Ida B. Wells Day today: Statue is unveiled at Beale and Fourth, capping a week and a day of celebration, education, reflection
“We present you, Miss Ida B. Wells, back on Beale Street, never to leave again.”
The pronouncement from Dr. L. LaSimba Gray, Jr., chairperson of the Ida B. Wells Memphis Memorial Foundation, came moments after the July 16 unveiling of the Ida B. Wells statue on the corner of Beale and Fourth. His pronouncement capped a day of speakers and rousing speeches, and a parade up Beale Street from Main Street to the new Ida B. Wells Plaza.

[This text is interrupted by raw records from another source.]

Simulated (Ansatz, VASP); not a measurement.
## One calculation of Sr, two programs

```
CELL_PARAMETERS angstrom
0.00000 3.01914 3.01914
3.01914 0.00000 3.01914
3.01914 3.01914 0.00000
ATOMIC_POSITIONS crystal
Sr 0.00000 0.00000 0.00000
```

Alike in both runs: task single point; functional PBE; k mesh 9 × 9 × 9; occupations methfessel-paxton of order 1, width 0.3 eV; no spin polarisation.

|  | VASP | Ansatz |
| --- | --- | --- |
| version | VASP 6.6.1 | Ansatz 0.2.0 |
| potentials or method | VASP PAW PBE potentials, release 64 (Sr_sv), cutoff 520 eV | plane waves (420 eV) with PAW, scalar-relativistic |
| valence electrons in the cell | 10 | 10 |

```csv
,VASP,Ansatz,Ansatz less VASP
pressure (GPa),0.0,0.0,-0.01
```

And while the ceremony of speakers, guests of honor and the unveiling took place under the cover of partly-cloudy skies, occasional light rain showers and near the shadows of the FedEx Forum, Ida B. Wells’ return to Beale Street assures that her legacy in Memphis will never be under any shadows again.
Ida B. Wells was “run out of town for stirring the Negroes up” – the Beale Street offices of her newspaper Free Speech and Headlight were burned down by white mobs determined to kill her – after her 1892 reporting on the brutal lynchings of three men at the People’s Grocery.
But today, on her 159th birthday, the bronze statue in her likeness marks her return to Memphis, her former hometown, and rights a historic wrong.

Guests and speakers included a host of local leaders and members of the Ida B. Wells family, and featured an impassioned sermon by Rev. Dr. Alvin O’Neal Jackson, Executive Director of the Poor People’s Campaign.